This will not stand!

So, to start us off - some Tony DiTerlizzi artwork, and some art-critique from a man who couldn't get into art school, and so became a scientist.

"Yess, my good gentledwarf, finest Salarian Mind-Wyrms. I ssqueezzed them mysself jusst thiss afternoon. Ffive jink. Or perhhapss the Yithhian crystal is more to Ssirs liking, eh? Only 20 sstingers."
Did you ever need a truly pimpin' Mind Flayer for your Planescape game? Simply add fez. Seriously though, this Ulithard looks like the most perfect trader in the more unusual of magical artifacts in any Planescape/Spelljammer game. DiTerrlizi adds little touches and artifacts of a character who does stuff outside their image (the fez, the useful-looking pouches), that creates a real sense of character - not just some unrealistically-proportioned model in barely-there armour sneering menacingly and swinging the most impractical-looking sword you ever laid eyes on (Wayne Reynolds, I am looking at you so fucking hard right now)... I mean, compare the above with this:
I smoulder with generic rage.
I mean, just fucking look at it. It shares more than a few things with the DiTerlizzi piece, things I applauded not but a few lines ago. For example, those "little touches" that spruce up a piece of artwork, and add character - this guy here has a billion of them. The little rings on his clothes, the weird "many-belts" wrist guards, the dagger and potion on his belt, and the wands at his hip, and his little fire-bird-bat-thing, and his awesome, cool, impractical-looking sword, and...
There's just way too much stuff going on. It distracts from any one of thee elements, making a mish-mash of half-formed ideas about what this character does.

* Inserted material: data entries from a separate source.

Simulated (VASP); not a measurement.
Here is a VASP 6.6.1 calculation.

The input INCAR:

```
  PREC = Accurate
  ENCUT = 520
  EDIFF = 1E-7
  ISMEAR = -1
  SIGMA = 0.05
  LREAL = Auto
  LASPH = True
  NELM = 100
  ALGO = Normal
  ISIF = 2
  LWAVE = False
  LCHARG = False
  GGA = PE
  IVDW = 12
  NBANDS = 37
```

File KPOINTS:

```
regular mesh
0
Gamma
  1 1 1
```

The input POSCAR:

Also, his right hand. Look at it. Look real hard. Hands do not work that way. Like... is that a pinky or a thumb at the right-hand side there? The artist certainly doesn't know. And, for that matter, do pecs or chests ever look like that, barring shit like Marfan's Syndrome? Also, why does he have little clip-clop cloven feet? Dude's ostensibly human, but look how tiny his little feet are!

Now what would a Halfling want with a massive, hungry-looking cobra? I have no idea, but I can think of a ton of suggestions. Firstly, he's clearly in discourse with it - not the feared expression of someone trying to convince it not to eat him. He seems open, relaxed, even - like he's attempting to barter with it. What would a sentient cobra want to buy? Or what could it be selling?
The main reason that I like this is that I plan on introducing a Stygia-equivalent into the next old-school game I run, with full rules for snake-clerics and weird magics based off human sacrifice. Part of that would be the massive snakes rumoured to lurk in the depths of the land - ancient, intelligent creatures, favoured as pets to dark sorcerers. The idea of a race of intelligent snakes has always been pretty cool to me, especially filling the role of creepy conduits to the dark Gods of a forbidding continent. This pic just gives me ideas about how to make them more "humanised".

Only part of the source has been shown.